Understanding aborts with inverted children

I am a bit confused, should this not trigger my lower priority abort?

"Is storage full" returns fail, which means inverter returns success. But it never enters "Find gatherable tree", it just stays in idle. Why is this?

1631454458511.png
 
Your conditional abort should be set to "self" instead of "lower priority" I think. In this tree, you're telling your second sub-tree (the "go to workplace" one) to be interrupted whenever any node of your first sub-tree (the "is storage full" one) changes status. What it does right now, since "idle" does nothing at all, and nothing else happens, is constantly re-evaluate "is storage full" without noticing any change, so nothing gets aborted anyway and your NPC keeps twiddling its virtual thumbs.
 
Your conditional abort should be set to "self" instead of "lower priority" I think. In this tree, you're telling your second sub-tree (the "go to workplace" one) to be interrupted whenever any node of your first sub-tree (the "is storage full" one) changes status. What it does right now, since "idle" does nothing at all, and nothing else happens, is constantly re-evaluate "is storage full" without noticing any change, so nothing gets aborted anyway and your NPC keeps twiddling its virtual thumbs.
While this didnt work it did tell me what was wrong, the first node never changes status, its the second node that does. Which apparently does not trigger the conditional abort, which makes sense. I can fix this now, thanks!
 
Welcome!

Indeed conditional aborts check only conditional nodes, I think (needs to be confirmed but that's how I understand it), so your "is storage full" conditional needs to change status in order to trigger a "self" conditional abort located in the sequence containing it.
 
Welcome!

Indeed conditional aborts check only conditional nodes, I think (needs to be confirmed but that's how I understand it), so your "is storage full" conditional needs to change status in order to trigger a "self" conditional abort located in the sequence containing it.
Makes sense, I opted for a more performant solution in the end. Its messier but will only run the check every X seconds instead of every tick 1631536068983.png
 
Welcome!

Indeed conditional aborts check only conditional nodes, I think (needs to be confirmed but that's how I understand it), so your "is storage full" conditional needs to change status in order to trigger a "self" conditional abort located in the sequence containing it.

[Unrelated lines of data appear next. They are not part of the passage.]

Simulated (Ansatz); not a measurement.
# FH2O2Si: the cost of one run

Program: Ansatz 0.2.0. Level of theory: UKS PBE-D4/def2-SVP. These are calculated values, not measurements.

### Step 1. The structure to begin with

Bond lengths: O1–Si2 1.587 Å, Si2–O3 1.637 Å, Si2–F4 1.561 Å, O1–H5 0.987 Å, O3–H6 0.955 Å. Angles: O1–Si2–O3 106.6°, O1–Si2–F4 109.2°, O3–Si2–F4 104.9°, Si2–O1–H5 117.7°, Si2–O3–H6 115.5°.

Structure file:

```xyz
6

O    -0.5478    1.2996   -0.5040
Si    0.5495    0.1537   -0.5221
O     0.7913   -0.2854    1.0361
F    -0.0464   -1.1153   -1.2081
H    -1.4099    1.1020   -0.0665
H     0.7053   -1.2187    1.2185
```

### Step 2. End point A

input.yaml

Sorry to write again so soon but I’ve spent 5 hours trying to figure this out now, I guess I dont fully get it yet.

When this tree starts branch 1 is run as expected and I can go through it all just fine. However if node 2 fails, I would expect it to exit the branch (as it does) and then (since there is a conditional abort on branch 1) I would expect it to restart again the next tick since both conditionals return Success. However it never get past node 3 even though its returning success.

What am I not seeing here? Im sure I am misunderstanding something.

eW1TLSkB9SigiqoBQR1I4CoJS
 
Conditional aborts work by triggering when the status changes, not only when the task returns success. Looking at your screenshot it looks like your left branch returned failure and Is Storage Full / Can Find Storage Source continue to return their same status so the abort never triggers.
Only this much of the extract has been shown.